Sustainable food, urban greening, and on-demand manufacturing come together in The Growroom.
Digital fabrication has made state-of-the-art factory tools widely accessible, opening the door to on-demand production and offering a blueprint for how we might make and build things in the future.
The Growroom is an urban farming concept developed with architects Sine Lindholm and Mads-Ulrik Husum. The concept explores food-producing architecture that enables people to grow food at home, at the office, or in shared public spaces. What should have been a one-off exhibition at CHART Art Fair in Copenhagen in 2016 became a shareable, downloadable design reaching cities around the world.
A downloadable garden
Bypassing the pollution of global shipping, we intentionally made the design open source, allowing anyone to download and build their own Growroom where they live. One month after its release, downloads surpassed the 30,000 mark and that number kept growing.

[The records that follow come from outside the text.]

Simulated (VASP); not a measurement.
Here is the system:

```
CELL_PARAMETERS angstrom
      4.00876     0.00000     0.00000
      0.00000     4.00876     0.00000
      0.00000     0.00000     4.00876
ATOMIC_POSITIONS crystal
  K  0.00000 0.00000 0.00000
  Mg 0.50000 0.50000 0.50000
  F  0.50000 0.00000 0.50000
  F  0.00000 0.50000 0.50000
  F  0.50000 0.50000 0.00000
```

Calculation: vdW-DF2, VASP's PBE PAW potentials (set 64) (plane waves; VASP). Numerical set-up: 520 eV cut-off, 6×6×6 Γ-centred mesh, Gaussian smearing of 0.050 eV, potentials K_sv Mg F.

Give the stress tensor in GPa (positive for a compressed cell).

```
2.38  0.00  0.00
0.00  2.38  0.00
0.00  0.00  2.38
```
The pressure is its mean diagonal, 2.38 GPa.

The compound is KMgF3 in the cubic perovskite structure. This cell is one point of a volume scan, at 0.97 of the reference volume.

To build The Growroom, you need two rubber hammers, 16 sheets of plywood, and a visit to a local fab lab or makerspace equipped with a CNC milling machine. The Growroom is produced from a single, widely accessible material, and the design focuses on easy, intuitive assembly.
A global movement
Breaking with the industrial concept of centralised manufacturing is not new. Yet for many reasons, it hasn’t developed at scale — until now. With The Growroom we proved that if we make it easy and fun, people around the world are indeed ready — and excited — to download and create their own objects locally.